Neurons have dendrites, which can be thought of as "input wires", and an axon, which can be thought of as an "output wire". When a neuron receives a bunch of electrical pulses via its dendrites its axon will either fire an electrical pulse (to be received as an input to another neuron's dendrites) or not.

We represent a single neuron as a "logistic unit":

![logistic unit; credit: Andrew Ng Coursera](https://beths3test.s3.amazonaws.com/machine-learning-notes/neuron.png)

In this diagram:

$$ x = \begin{bmatrix}
x_0 \\
x_1 \\
x_2 \\
x_3 \\
\end{bmatrix},
\quad
\theta = \begin{bmatrix}
\theta_0 \\
\theta_1 \\
\theta_2 \\
\theta_3 \\
\end{bmatrix}\\
\\
h_\theta(x) = \frac{1}{1 + e^{-\theta^Tx}}
$$

You can draw the $x_0$ node (the "bias unit/node"), but since it's always 0 it often gets left out.  
As we're using a sigmoid function, this neuron is said to have a sigmoid (logistic) activation function.

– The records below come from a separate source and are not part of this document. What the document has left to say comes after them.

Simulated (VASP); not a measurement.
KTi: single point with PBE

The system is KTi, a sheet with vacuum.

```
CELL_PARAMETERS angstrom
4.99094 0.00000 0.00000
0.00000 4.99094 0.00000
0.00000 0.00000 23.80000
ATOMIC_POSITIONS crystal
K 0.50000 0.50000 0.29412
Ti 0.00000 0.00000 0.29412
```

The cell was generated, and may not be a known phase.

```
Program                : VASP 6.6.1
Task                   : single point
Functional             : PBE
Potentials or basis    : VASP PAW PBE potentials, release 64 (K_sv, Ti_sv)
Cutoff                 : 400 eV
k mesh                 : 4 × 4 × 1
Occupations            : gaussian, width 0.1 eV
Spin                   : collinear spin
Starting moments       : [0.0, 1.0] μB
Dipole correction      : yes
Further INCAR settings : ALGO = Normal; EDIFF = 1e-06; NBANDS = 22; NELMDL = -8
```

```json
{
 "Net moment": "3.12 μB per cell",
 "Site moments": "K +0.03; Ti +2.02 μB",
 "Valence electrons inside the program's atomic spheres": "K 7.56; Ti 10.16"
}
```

A neural network is a load of these logistic units connected together:

![neural network; credit: Andrew Ng Coursera](https://beths3test.s3.amazonaws.com/machine-learning-notes/neural-network.png)

In this diagram, layer 1 is the input layer, layer 3 is the output layer and layer 2 the hidden layer. Again, for each layer (except the output layer) there is a bias unit that isn't always drawn.

$a^{(j)}_i$ is the "activation" of unit $i$ in layer $j$.  
$\Theta^{(j)}$ is the matrix of weights controlling function mapping from layer $j$ to layer $j + 1$.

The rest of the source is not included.